Although we have talked about reducing packaging, we have not talked about reducing the number of things that come in packages. While moving incrementally can be beneficial, sometimes it might be better to look at where things are going ultimately and considering that we might not be on the right path at all. We might get very good at eliminating packaging or making our washing machines more efficient, but we might have to do something quite dramatically different - particularly in view of the huge explosion of growth in consumption in developing countries. Many of us are assuming that the best path is the same path, trodden in a more efficient manner. But it might be quite a different path.
Freya Marsden (Department of Premier and Cabinet, Victoria): I wish to make a comment about the type of information we use and the importance of getting that information strictly correct. If we have information which is proven wrong at a later stage, that can be extremely damaging. I know that the environment and related issues can be very emotional at times, but if we use information that is not accurate and it is later proved to be inaccurate, this totally undermines the cause.
Stephen Boyden: I wish to respond quickly to some points relating specifically to my presentation. Had I been able to choose my subject I would have talked about the type of matter you have just raised - the process of reform and change - because that is the real challenge. But I was asked to talk about the need for change and I did.
Some important points have been raised. One was the relationship between values and that aspect of culture on the one hand and the economic system of which we are a part on the other. That relationship is very interesting and important. We are, in a sense, locked into a system which has grown up over the years, and I can't help feeling that had people like Adam Smith and maybe Karl Marx had a better grasp of the interest not just in production and consumption, but also the other aspects of the system, including the sensitivities of the living systems on which we depend, a significantly different strategy might have emerged and we would not be having these problems. Nevertheless, my impression still is that there is a need for a greatly improved understanding in the dominant culture of the nature of the situation. Again, many of the assumptions of that culture, relating to growth and so on, are simply not consistent with ecological realities.
I strongly support the comments that have been made about information and learning. It is not just a question of telling people that their values are wrong - that never works. Also it is certainly not just a matter of informing them - that does not work either. In Canberra we have a community organisation involving a lot of academics, called Nature and Society Forum - with emphasis on the word 'forum' - which aims to provide a framework for people who want to learn - we call them CIPs, concerned interested persons - to come and get the information they want and then to debate and discuss its meaning for themselves and for society as a whole. It also aims to bring together people with different viewpoints. We have done this in a magazine. We had one issue on the greenhouse effect, which had some scientific input and contributions from the Right, the Left, environmentalists and others on the implications of all this. If anyone is interested in this organisation they should let me know. It is aiming to do all the things we have been talking about.

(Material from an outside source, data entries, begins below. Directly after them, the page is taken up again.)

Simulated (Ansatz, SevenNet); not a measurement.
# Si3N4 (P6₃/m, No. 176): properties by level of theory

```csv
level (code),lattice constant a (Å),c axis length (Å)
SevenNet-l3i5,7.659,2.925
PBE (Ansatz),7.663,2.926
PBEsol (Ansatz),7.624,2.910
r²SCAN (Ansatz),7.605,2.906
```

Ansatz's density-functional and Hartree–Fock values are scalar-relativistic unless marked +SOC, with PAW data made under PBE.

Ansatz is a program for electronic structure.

Jeanette Haycocks (Australian Bureau of Statistics): The point has been raised about the sorts of information we need. One information tool that I have come across that I think would be very valuable as a basis of the sort of analysis that people want to do is the use of satellite accounts linked to the national accounts. There are different types of satellite accounts that one can link in - for example, social accounts. Instead of the economy just sitting there as an end in itself, it becomes accountable to the kind of social needs that the economy is meeting. One can then also link in environmental accounts, preferably through a set of physical accounts which show the flow of resources through the economy and the emissions at the other end, to understand what the economy is using in resources and the type of pollutants that are resulting. One can then look at the efficiency of the economy in terms of the delivery of social objectives, and of costs and one can look at matters such as pricing, tax, subsidies and even regulations and see the impact that they will have on the economy, the environment and socially. It is a system that will not necessarily give one the answers, but it will give the information base so that one can go ahead and ask the questions that will give the answers.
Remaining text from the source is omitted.